“ Erith is a place in the London Borough of Bexley, south east London on the River Thames, United Kingdom. Erith's town centre has been successively modernised since 1961. „
If you drive through Erith today you could be forgiven for not realising that it was once a popular tourist destination. At first glance there are few obvious signs that affluent Victorians once arrayed themselves in their finery to parade along the Erith waterfront gardens.
Erith is located on the edge of London just inside the M25, but it is it's position on the river Thames that has always been most important to Erith.

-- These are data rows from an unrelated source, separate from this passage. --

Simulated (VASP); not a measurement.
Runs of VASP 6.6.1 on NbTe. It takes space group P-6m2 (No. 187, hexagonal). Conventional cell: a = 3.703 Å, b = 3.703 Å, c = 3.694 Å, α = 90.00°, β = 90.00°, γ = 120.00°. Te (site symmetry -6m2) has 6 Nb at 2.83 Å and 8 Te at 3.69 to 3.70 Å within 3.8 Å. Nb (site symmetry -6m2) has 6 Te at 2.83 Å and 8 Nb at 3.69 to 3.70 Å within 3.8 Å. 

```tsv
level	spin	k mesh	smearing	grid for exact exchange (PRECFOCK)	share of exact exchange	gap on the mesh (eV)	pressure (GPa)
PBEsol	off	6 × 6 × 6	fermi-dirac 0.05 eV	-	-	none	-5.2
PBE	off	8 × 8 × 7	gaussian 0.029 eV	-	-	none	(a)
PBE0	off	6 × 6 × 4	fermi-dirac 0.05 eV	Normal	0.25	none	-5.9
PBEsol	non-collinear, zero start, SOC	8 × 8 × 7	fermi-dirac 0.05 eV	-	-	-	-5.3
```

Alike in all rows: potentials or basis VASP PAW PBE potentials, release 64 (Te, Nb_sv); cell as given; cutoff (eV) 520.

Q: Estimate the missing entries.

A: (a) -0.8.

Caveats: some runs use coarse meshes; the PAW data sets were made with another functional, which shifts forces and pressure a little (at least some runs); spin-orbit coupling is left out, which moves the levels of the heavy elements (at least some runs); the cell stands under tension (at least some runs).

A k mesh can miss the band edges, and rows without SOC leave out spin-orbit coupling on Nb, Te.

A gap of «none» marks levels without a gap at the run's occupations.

The name Erith comes from a Viking word meaning 'Muddy Harbour'. In Tudor times Erith, was used for outfitting warships that where constructed along the Thames. The river also played a significant role in transporting materials to and from the various industries to which Erith has played host over the years.
It is this industrial legacy which has left its mark on Erith today. Although it is many years since the large scale industries ceased at Erith you do not have to delve too deeply to find the relics they left behind. Perhaps most noticeable are the remaining railway tracks from the old line that used to transport gravel from the quarry to the waterfront.
In more recent times a concerted effort has been made to revitalise Erith. There is now a major Riverside shopping centre which is at least as good as any other in the vicinity. Much of the former industrial land has been turned into affordable housing for local residents, and the signs of growing prosperity are everywhere to be seen.
So what is there to see and do in Erith today?
The local churches are a good place to start any visit. Two in particular are worthy of special mention. St John the Baptist church dates from Norman times and also features a brass to Elizabeth, Countess of Shrewsbury (died 1567).
Christchurch, Erith is a comparative newcomer to the ecclesiastical scene, although only completed in 1874 it is a grade 2 listed building and has a spectacular series of murals decorating the interior of the church. Another important local religious site is Lesnes Abbey, although this falls just outside the boundary of Erith it is worth the short detour if you are in the area. The ruins of the abbey, which dates from 1178, are picturesque, and the whole site is beautifully landscaped.
If culture is more in your line then the Playhouse theatre is the place to head for. Located close to the Erith waterfront this is a cultural landmark and there is usually a show there that is worth seeing.
For outdoor pursuits you may want to head for Erith leisure centre, or perhaps a more relaxing stroll in the Riverside gardens. There is also the possibility of the sports ground, or the recreation ground on the Erith / Belvedere borders, the latter of these also includes a great children's play area that even adults can enjoy.
Travelling slightly further afield there are areas of woodland to explore in Barnehurst and Lesnes, as well as the famous Hall Place house and gardens, all within a ten minute drive.
It has to be admitted that eating out is not one of the things that Erith is best at, there are numerous cheap cafes, snack bars, and Indian or Chinese takeaways, but a distinct lack of anything more formal. The best option is probably to head for one of the many public houses that serves food. I have yet to find one where the food was inedible, and the prices are usually reasonable.
Accommodation is almost non-existent in Erith, a few of the pubs have rooms to rent but that is about it. If you want to spend more than a day soaking up the atmosphere then I suggest you head for nearby Bexleyheath where rooms can be had at either the Marriott or the Holiday Inn.
Erith is well worth a visit, don't miss one of south east London's hidden gems.